Big 10 still in demand 

The Big 10 continued their upward trend from the first quarter of 2023, posting a result of 106,500 sqm for the entire first half-year, around 22% above last year's result and 50% of the total take-up volume for the country as a whole. Despite the good result, the performance of four of the major cities in this group was disappointing when compared to last year. Hamburg (30,400 sqm) assumed first place this time, just ahead of Berlin (29,500 sqm). The city’s good result is partly due to the development of the new “Überseequartier” and the numerous lettings concluded there. Berlin’s performance has also benefitted from the “Am Tacheles project”, where the first retail tenants have already moved into their new units. Stuttgart (9,500 sqm) completes the leading trio but at some distance behind, with the city getting off to a good start in the new year following a rather weak letting year in 2022 by securing a number of lettings in and around Königstrasse. Frankfurt, Düsseldorf and Cologne formed the midfield with solid results of between 7,000 sqm and 9,000 sqm, with most lettings focused on units in the smaller and medium size categories. Leipzig and Munich joined Hanover and Nuremberg in the bottom group, with both unable to match their results from last year due to the relatively restrained demand for space.

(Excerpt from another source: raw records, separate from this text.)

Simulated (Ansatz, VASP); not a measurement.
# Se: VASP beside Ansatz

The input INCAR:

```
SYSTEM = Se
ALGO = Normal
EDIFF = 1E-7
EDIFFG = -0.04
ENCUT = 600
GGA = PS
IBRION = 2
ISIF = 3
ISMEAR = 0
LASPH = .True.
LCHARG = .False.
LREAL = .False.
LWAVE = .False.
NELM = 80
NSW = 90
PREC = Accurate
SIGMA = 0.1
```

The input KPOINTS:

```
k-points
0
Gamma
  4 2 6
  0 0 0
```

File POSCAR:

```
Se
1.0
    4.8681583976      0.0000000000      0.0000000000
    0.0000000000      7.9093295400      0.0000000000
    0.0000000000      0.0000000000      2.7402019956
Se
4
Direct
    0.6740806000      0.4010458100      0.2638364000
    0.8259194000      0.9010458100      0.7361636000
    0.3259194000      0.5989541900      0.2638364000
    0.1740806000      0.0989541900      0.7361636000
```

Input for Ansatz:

Textiles segment further extends its lead

Similar to the full-year 2022, the textiles segment remains clearly ahead in terms of branch take-up this year, achieving one of its best results of the past ten years with a share of 46%. Three quarters of the space leased by the textiles segment was accounted for by clothing stores and young fashion retailers. The frontrunner is the strongly expanding Aachener fashion store with three lettings; here, the takeover of two Galeria units made a particular impact. Among the young fashion retailers, Bestseller Group's Only label remains the leader of the pack with seven lettings, but Inditex Group also rented space for Zara, Bershka, Pull & Bear and (for the first time in Germany) its Stradivarius brand.  The share of the second-placed restaurant & food segment continued its decline, reaching 23% and its weakest result of the past four years. Although there is still demand for restaurant space and new international system caterers such as the Big Easy seafood chain and the French Big Mama Group continue to penetrate the German market, lettings by this market segment have tended to involve units in the small to medium size categories. Around half of the take-up was attributable to the food sub-segment, with the Go Asia chain being particularly active with five lettings.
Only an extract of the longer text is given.